Advertisement

Racial Bias in Fire Department

Share

* In response to “Bias Against Any Race is Unacceptable,” by Michelle Eun Joo Park-Steel, Commentary, April 4:

I have worked with the Stentorians, an African American firefighter’s association, for several years and I can attest to the fact that racism and discrimination are alive and well in the department. While it is not totally impossible any longer for African American and other minority applicants to get into the department’s employment ranks, all other things being equal, promotions and opportunities for advancement remain few and far between. Double standards and subjective judgments as to new hires and promotability still serve as an effective bar against equal opportunity.

For this reason, I read with dismay and disagreement L.A. Fire Commissioner Park-Steel’s column in which she denounces the 1974 consent decree between the City of Los Angeles and the Justice Department. Commissioner Park-Steel claims not to know “what a minority is” any longer and expresses great concern about the exclusion of 5,000 white applicants from a firefighter’s test. She goes on to assert that the application process has gotten “bogged down in a bureaucratic maze and is fundamentally unfair.” She cites as evidence that the consent decree, which required long-range goals of integration in the department, has resulted in “the percentage of Caucasian firefighters reduced from 93% to 67%.” Given the percentage of Caucasians among the citizenry, this 30% drop in their domination in 20 years is hardly radical or unjust.

Advertisement

What has not been taken into account is that African Americans and other minorities were confined to “all-Negro fire stations” until the mid-’50s and to long waiting lists, despite many vacant positions. African American and Latino numbers in the department were minuscule and every excuse in the world was used to bar access. And those days are not over yet.

Currently the Los Angeles Fire Department has an overall total of 3,064 employees, of which only 330 are African Americans and 689 are Latinos. Only 33 of 552 captains are African Americans and 80 are Latinos, and of the 87 chief officers, four are African Americans and six are Latinos. The department has 1,654 firefighters--217 African Americans, 453 Latinos and 984 Caucasians. Although Caucasians make up 63% of employees, only 37% of the Los Angeles population is Caucasian. We only need to walk through City Hall East (LAFD’s administrative offices) to see who dominates the administrative ranks and decision-making.

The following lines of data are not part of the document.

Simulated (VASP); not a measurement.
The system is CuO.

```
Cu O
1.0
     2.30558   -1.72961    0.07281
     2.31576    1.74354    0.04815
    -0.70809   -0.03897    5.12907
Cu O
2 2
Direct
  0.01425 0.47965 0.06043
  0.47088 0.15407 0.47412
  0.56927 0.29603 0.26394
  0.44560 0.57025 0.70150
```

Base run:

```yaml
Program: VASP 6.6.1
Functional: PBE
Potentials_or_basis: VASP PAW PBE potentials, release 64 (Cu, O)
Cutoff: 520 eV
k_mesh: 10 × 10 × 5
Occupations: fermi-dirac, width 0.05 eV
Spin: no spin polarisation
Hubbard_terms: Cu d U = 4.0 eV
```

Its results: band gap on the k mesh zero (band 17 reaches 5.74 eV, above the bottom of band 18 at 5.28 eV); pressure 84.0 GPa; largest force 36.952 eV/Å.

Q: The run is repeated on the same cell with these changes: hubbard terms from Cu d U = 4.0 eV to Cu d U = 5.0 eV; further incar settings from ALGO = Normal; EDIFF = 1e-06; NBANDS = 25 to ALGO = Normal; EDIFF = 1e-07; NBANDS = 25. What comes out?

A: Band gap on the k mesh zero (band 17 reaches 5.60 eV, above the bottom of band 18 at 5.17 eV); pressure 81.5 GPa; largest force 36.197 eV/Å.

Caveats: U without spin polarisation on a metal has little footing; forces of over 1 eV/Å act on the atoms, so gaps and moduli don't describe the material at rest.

The consent decree has and continues to serve a valid and much-needed purpose in rectifying historical and institutionalized racism. Perhaps it has to be reviewed in some respects and updated, but let there be no question that this legal mechanism to address clear and ongoing disparities among the rank and file and in management positions of the department has ongoing viability.

MELANIE E. LOMAX

Los Angeles

*

* This article was right on the money. I am so tired of having to be politically correct. In the city we live in it is becoming more and more insane to “protect” certain people simply because of their race. That is discriminating against all others, in this case 5,000 well-intentioned would-be firefighters. Is it not also demeaning to those groups deemed in need of assistance, could they not get along on their own merits? And now, why would the white firefighters have any respect for their minority co-workers, who are known to have gotten their jobs because of their minority status? Practices such as these are demeaning toward the “minority” groups benefiting and discriminatory against all others.